Why I love Japan

Looks like Kink.com has something very similar. It might not be the same thing, but it looks like the graphics are better. I'm not sure if it's interactive or not, like the Japanese one, but I don't know. Neither of the sites are in my price range, so I'll never know.
 
A way for guys to fuck a cartoon character? This must be the gamer version of the Real Doll.

I wonder...does the game have levels you have to go through, like a sex version of Call of Duty? Does it get more difficult to make her come the higher the level is? Do you get basic "weapons " like various vibes and dildos to use that you can upgrade as you go along? The possibilities seem endless.

I am going to wait for the game for women, where I get to fuck Superman or...Ironman! Yeah, that's it!

There will be a choice of game controller - either a hand with two extended fingers or a very realistic dildo, something much nicer than those odd-looking disembodied vaginas. Instead of me playing the game, the game has to play ME. :devil: There will be an android app available for it as well, for mobile applications.
 
I am going to wait for the game for women, where I get to fuck Superman or...Ironman! Yeah, that's it!

There will be a choice of game controller - either a hand with two extended fingers or a very realistic dildo, something much nicer than those odd-looking disembodied vaginas. Instead of me playing the game, the game has to play ME. :devil: There will be an android app available for it as well, for mobile applications.

Oh please, you are there already, just paint the fucking machine red.
 
Oh please, you are there already, just paint the fucking machine red.

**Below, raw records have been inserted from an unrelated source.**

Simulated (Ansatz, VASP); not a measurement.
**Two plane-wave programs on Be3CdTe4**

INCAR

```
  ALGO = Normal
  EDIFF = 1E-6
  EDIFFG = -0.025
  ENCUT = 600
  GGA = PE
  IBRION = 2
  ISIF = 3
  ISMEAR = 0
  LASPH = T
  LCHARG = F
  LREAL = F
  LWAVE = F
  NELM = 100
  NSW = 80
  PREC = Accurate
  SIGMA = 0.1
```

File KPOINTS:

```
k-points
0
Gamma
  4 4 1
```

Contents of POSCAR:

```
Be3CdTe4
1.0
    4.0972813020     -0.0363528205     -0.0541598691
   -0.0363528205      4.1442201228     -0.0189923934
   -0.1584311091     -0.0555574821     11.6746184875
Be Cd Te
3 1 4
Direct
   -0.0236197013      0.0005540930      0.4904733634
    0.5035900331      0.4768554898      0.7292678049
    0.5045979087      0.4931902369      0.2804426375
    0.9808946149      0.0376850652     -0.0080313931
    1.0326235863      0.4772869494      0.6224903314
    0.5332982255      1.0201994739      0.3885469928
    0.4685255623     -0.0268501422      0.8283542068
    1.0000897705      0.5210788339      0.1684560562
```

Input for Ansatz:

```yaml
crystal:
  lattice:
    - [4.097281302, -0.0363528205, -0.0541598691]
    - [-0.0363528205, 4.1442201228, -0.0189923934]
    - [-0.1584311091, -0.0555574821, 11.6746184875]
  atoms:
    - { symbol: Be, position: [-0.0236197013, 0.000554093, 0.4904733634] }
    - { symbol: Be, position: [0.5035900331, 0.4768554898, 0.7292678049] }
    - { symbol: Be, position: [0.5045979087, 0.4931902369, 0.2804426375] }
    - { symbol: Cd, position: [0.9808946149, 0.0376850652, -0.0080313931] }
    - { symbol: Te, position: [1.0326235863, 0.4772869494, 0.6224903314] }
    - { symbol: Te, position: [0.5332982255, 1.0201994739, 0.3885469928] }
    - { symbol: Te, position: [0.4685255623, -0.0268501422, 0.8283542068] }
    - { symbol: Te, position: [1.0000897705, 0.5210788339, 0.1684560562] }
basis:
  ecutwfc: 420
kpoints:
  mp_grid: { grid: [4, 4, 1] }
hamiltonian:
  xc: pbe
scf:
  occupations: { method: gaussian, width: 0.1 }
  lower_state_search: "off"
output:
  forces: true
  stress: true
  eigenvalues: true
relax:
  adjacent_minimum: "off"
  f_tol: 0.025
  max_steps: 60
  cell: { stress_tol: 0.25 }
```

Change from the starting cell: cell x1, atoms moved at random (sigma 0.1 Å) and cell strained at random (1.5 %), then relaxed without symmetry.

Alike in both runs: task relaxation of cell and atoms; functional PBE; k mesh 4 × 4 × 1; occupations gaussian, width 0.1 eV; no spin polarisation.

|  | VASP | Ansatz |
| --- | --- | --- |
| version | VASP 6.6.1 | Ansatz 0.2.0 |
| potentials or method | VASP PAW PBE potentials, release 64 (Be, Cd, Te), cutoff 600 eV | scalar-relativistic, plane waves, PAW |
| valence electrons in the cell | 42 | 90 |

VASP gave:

If you're suggesting I paint my washing machine red, set it to spin, and stick a suction cup dildo to it, my first instinct is that ain't gonna work.
 

Jesus H. Christ on a crutch! $2,300! I can't afford shit like that! And if that sucker breaks down, I can't exactly take it to my garage to be fixed.

"Um, hi, I um...think maybe the shocks might need replacing..." :eek:

Besides, that's the kind of gizmo guys like, because it's got lots of buttons and settings and fancy shit. This is the sex equivalent of fifteen remote controls for the TV and peripherals. Women, we want it simple and easy to operate.

Not to mention that dildo would remind me of getting fucked by a giant gummi worm.
 
little-may-you-know they also invented sonic the hedgehog and pokemon two of the greatest franchises that inspired my original creation of SONICHU
 
little-may-you-know they also invented sonic the hedgehog and pokemon two of the greatest franchises that inspired my original creation of SONICHU

I think Sonic the Hedgehog and Pokémon would make a great names for a vibrators. Truly, I do. The Sonic one would look vaguely like a Hitachi Magic Wand, only covered in spiky nubs. Pokémon would, of course, be small, cute, and bright yellow.

BTW, how long until school starts? Not long now, surely. :rolleyes:
 
Jesus H. Christ on a crutch! $2,300! I can't afford shit like that! And if that sucker breaks down, I can't exactly take it to my garage to be fixed.

"Um, hi, I um...think maybe the shocks might need replacing..." :eek:

Besides, that's the kind of gizmo guys like, because it's got lots of buttons and settings and fancy shit. This is the sex equivalent of fifteen remote controls for the TV and peripherals. Women, we want it simple and easy to operate.

Not to mention that dildo would remind me of getting fucked by a giant gummi worm.

I'm sure was in a sex shop a few months ago that was selling android controlled vibrators. Much smaller easy to fit in your bag (or use when in public under your clothes) and probably much cheaper.